Per our help,
A tag is a word or phrase that describes the topic of the question.
Tags are a means of connecting experts with questions they will be
able to answer by sorting questions into specific, well-defined
categories.
Tags can also be used to help you identify questions that are
interesting or relevant to you.
As such, questions about whether this tag matches some weak consensus from six years ago are red herrings: we need to ask if this tag will help connect experts to questions that play to their expertise.
For most spells in D&D, the answer is "no." No-one has peculiar expertise in Scorching Ray, becasue there's not much confusion or controversy there. Any questions someone has about Scorching Ray have an overwhelming tendency to really be questions about how spells work generally (e.g. "can I light a candle with it?").
A small handful of spells are just complicated, deeply situational, or both. The 3e Polymorph series of spells and every incarnation of Wish fit this description, and both come up very frequently. I can easily imagine someone following either of those tags, because they do require specific expertise and they do come up all the time.

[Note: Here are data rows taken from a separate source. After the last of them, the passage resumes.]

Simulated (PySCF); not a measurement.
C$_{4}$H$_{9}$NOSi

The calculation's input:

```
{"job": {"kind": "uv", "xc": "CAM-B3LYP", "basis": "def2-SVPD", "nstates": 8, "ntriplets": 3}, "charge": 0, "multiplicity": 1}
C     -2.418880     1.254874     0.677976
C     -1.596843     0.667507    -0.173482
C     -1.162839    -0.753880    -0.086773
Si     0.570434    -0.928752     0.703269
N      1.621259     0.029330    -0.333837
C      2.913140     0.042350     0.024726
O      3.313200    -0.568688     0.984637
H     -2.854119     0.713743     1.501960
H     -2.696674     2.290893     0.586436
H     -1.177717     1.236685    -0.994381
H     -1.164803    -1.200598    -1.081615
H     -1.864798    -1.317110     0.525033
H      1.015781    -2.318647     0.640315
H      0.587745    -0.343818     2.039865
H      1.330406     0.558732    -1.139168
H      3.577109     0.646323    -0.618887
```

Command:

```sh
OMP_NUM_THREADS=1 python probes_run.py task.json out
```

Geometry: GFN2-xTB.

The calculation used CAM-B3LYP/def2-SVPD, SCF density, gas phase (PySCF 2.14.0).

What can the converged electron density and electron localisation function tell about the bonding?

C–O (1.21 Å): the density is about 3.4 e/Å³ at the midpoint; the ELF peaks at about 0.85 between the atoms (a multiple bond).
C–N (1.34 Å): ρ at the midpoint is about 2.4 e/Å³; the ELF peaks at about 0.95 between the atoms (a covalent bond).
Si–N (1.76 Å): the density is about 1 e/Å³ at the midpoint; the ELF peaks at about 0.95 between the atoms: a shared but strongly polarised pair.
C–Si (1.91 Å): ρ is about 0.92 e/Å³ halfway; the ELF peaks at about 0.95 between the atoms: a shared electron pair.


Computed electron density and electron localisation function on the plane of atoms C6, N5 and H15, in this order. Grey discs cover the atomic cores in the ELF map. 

Simulacrum is harder to imagine fitting that mold. However, that there are 60 questions which could reasonably be tagged with it suggests that it comes up often enough to be worth tagging, and that RevanantBacon is defending it as a tag suggests that he is interested in following it.
So, underall, Simulacrum sounds like it should be a tag.
This comes with a big caveat: I think it's worth looking hard at scope for these spells. Does the "simulacrum" expertise apply to all editions, or is it specific to the 5E spell? The same applies to other spells too: Wish is likely fairly universal (despite the different costs between editions), but Polymorph behaves fairly differently in 3e/5E.